2005-03-27 02:04:57

by Horst H. von Brand

[permalink] [raw]
Subject: Re: [PATCH] no need to check for NULL before calling kfree() -fs/ext2/

Marcin Dalecki <[email protected]> said:
> On 2005-03-27, at 00:21, linux-os wrote:
> > Always, always, a call will be more expensive than a branch
> > on condition.

Wrong.

> > It's impossible to be otherwise.

Many, many counterexamples say otherwise...

> > A call requires
> > that the return address be written to memory (the stack),

Not necesarily right now, it can be done at leisure later on while doing
other stuff.

> > using register indirection (the stack-pointer).

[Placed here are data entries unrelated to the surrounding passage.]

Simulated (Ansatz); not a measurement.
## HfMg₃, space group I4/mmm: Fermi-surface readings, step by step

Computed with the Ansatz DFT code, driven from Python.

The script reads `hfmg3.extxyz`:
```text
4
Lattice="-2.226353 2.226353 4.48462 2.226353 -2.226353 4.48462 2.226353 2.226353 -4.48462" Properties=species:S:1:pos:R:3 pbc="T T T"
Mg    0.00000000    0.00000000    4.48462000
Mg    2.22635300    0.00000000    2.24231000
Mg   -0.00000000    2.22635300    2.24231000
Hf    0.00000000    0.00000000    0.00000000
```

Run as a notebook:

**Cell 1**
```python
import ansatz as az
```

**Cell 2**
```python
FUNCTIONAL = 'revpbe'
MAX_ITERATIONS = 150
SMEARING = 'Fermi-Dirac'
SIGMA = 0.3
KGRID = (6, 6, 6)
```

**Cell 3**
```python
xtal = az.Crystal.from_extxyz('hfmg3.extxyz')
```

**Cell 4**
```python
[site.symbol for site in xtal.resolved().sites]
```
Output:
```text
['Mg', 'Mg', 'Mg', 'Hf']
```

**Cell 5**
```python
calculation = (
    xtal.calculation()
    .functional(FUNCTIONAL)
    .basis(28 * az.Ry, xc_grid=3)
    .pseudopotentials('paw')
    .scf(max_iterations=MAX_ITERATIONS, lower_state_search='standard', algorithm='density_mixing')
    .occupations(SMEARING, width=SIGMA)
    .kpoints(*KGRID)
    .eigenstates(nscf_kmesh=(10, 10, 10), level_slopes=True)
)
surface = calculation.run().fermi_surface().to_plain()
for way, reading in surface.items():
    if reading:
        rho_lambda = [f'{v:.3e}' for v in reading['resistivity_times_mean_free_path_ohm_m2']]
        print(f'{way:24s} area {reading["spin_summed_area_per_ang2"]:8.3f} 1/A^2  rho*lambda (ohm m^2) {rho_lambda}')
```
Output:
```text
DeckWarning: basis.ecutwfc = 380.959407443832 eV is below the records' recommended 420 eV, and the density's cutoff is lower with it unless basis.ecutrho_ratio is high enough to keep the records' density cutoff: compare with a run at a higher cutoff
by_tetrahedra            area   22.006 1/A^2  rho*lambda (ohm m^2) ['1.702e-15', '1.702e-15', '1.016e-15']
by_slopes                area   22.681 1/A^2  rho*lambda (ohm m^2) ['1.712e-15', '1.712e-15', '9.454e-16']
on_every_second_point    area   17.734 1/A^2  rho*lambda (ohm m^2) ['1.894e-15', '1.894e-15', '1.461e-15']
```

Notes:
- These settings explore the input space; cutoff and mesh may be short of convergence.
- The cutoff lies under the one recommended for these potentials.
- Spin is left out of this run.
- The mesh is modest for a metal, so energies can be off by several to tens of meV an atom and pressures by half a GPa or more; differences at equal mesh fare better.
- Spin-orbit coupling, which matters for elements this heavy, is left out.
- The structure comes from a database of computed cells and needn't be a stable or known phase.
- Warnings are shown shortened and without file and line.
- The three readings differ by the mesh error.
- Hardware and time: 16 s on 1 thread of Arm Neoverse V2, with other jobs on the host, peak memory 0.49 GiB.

So what? The stack pointer is surely special. Modern programming languages
(and programming styles) encourage many calls, so this is very heavily
optimized.

> Needless to say that there are enough architectures out there, which
> don't even have something like an explicit call as separate assembler
> instruction...

The mechanism exists somehow.
--
Dr. Horst H. von Brand User #22616 counter.li.org
Departamento de Informatica Fono: +56 32 654431
Universidad Tecnica Federico Santa Maria +56 32 654239
Casilla 110-V, Valparaiso, Chile Fax: +56 32 797513


2005-03-27 03:18:35

by Marcin Dalecki

[permalink] [raw]
Subject: Re: [PATCH] no need to check for NULL before calling kfree() -fs/ext2/


On 2005-03-27, at 04:00, Horst von Brand wrote:
>
>> Needless to say that there are enough architectures out there, which
>> don't even have something like an explicit call as separate assembler
>> instruction...
>
> The mechanism exists somehow.

Most RISC architectures are claiming a huge register set advantage over
IA32.
However in reality it's normal that:

1. Some of the register take roles as declared by the ABI. One is stack
one
is basis pointer and so no.
2. Only a subset of register is declared to be guaranteed to be
preserved by
system calls.

Thus the mechanisms are simple calling conventions.

Compilers can frequently see what a subroutine does and can flatten out
the cost
of function calls to something very much resembling just two jumps
instead of
a single jump around a condition.

On the other hand most modern IA32 implementation (since cyrix 486) are
very
efficient at mapping stack operations to a special cache between the
CPU and
L1 cache. I could even imagine them to be more efficient then plain
jumps, which
simply don't carry the same information for cache prefetch and branch
predition.